On Fri, Dec 14, 2018 at 04:32:54PM -0700, Stephen Warren wrote:
> From: Stephen Warren <swarren@nvidia.com>
> 
> This is a port of commit 378efe798ecf ("RDMA/hns: Get rid of page
> operation after dma_alloc_coherent") to the mlx4 driver. That change was
> described as:
> 
> > In general, dma_alloc_coherent() returns a CPU virtual address and
> > a DMA address, and we have no guarantee that the underlying memory
> > even has an associated struct page at all.
> >
> > This patch gets rid of the page operation after dma_alloc_coherent,
> > and records the VA returned form dma_alloc_coherent in the struct
> > of hem in hns RoCE driver.
> 
> Differences in this port relative to the hns patch:
> 
> 1) The hns patch only needed to fix a dma_alloc_coherent path, but this
> patch also needs to fix an alloc_pages path. This appears to be simple
> except for the next point.
> 
> 2) The hns patch converted a bunch of code to consistently use
> sg_dma_len(mem) rather than a mix of that and mem->length However, it
> seems that sg_dma_len(mem) can be modified or zeroed at runtime, and so
> using it when calling e.g. __free_pages is problematic.

dma_len should only ever be used when programming a HW device to do
DMA. It certainly should never be used for anything else, so I'm not
sure why this description veered off into talking about alloc_pages?

If pages were allocated and described in a sg list then the CPU side
must use the pages/len part of the SGL to walk that list of pages.

I also don't really see a practical problem with putting the virtual
address pointer of DMA coherent memory in the SGL, so long as it is
never used in a DMA map operation or otherwise.

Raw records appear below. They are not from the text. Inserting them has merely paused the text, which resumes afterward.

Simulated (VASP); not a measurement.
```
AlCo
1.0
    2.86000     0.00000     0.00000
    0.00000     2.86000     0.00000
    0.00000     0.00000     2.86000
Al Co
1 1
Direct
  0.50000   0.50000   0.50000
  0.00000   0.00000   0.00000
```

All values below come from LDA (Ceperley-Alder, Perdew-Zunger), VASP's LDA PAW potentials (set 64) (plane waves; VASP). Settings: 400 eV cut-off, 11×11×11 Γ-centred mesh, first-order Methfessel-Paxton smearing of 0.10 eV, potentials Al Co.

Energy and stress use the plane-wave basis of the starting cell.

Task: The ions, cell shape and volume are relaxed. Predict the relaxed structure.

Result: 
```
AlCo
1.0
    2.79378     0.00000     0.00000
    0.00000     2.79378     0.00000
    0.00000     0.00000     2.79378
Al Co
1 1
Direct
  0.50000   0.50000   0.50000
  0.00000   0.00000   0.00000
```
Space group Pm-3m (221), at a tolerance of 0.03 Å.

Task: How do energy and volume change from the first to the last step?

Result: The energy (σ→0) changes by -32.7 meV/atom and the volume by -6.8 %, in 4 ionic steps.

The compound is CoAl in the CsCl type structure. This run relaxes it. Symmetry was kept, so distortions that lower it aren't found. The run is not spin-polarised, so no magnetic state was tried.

.. so again, what is it this is actually trying to fix in mlx4?

Jason

^ permalink raw reply	[flat|nested] 10+ messages in thread

* Re: [RFC PATCH] net/mlx4: Get rid of page operation after dma_alloc_coherent
  2018-12-18 16:32 ` Jason Gunthorpe
@ 2018-12-18 17:08   ` Stephen Warren
  2018-12-18 17:12     ` Jason Gunthorpe
  0 siblings, 1 reply; 10+ messages in thread
From: Stephen Warren @ 2018-12-18 17:08 UTC (permalink / raw)
  To: Jason Gunthorpe
  Cc: Tariq Toukan, xavier.huwei, netdev, linux-rdma, Doug Ledford

On 12/18/18 9:32 AM, Jason Gunthorpe wrote:
> On Fri, Dec 14, 2018 at 04:32:54PM -0700, Stephen Warren wrote:
>> From: Stephen Warren <swarren@nvidia.com>
>>
>> This is a port of commit 378efe798ecf ("RDMA/hns: Get rid of page
>> operation after dma_alloc_coherent") to the mlx4 driver. That change was
>> described as:
>>
>>> In general, dma_alloc_coherent() returns a CPU virtual address and
>>> a DMA address, and we have no guarantee that the underlying memory
>>> even has an associated struct page at all.
>>>
>>> This patch gets rid of the page operation after dma_alloc_coherent,
>>> and records the VA returned form dma_alloc_coherent in the struct
>>> of hem in hns RoCE driver.
>>
>> Differences in this port relative to the hns patch:
>>
>> 1) The hns patch only needed to fix a dma_alloc_coherent path, but this
>> patch also needs to fix an alloc_pages path. This appears to be simple
>> except for the next point.
>>
>> 2) The hns patch converted a bunch of code to consistently use
>> sg_dma_len(mem) rather than a mix of that and mem->length However, it
>> seems that sg_dma_len(mem) can be modified or zeroed at runtime, and so
>> using it when calling e.g. __free_pages is problematic.
> 
> dma_len should only ever be used when programming a HW device to do
> DMA. It certainly should never be used for anything else, so I'm not
> sure why this description veered off into talking about alloc_pages?
> 
> If pages were allocated and described in a sg list then the CPU side
> must use the pages/len part of the SGL to walk that list of pages.
> 
> I also don't really see a practical problem with putting the virtual
> address pointer of DMA coherent memory in the SGL, so long as it is
> never used in a DMA map operation or otherwise.
> 
> .. so again, what is it this is actually trying to fix in mlx4?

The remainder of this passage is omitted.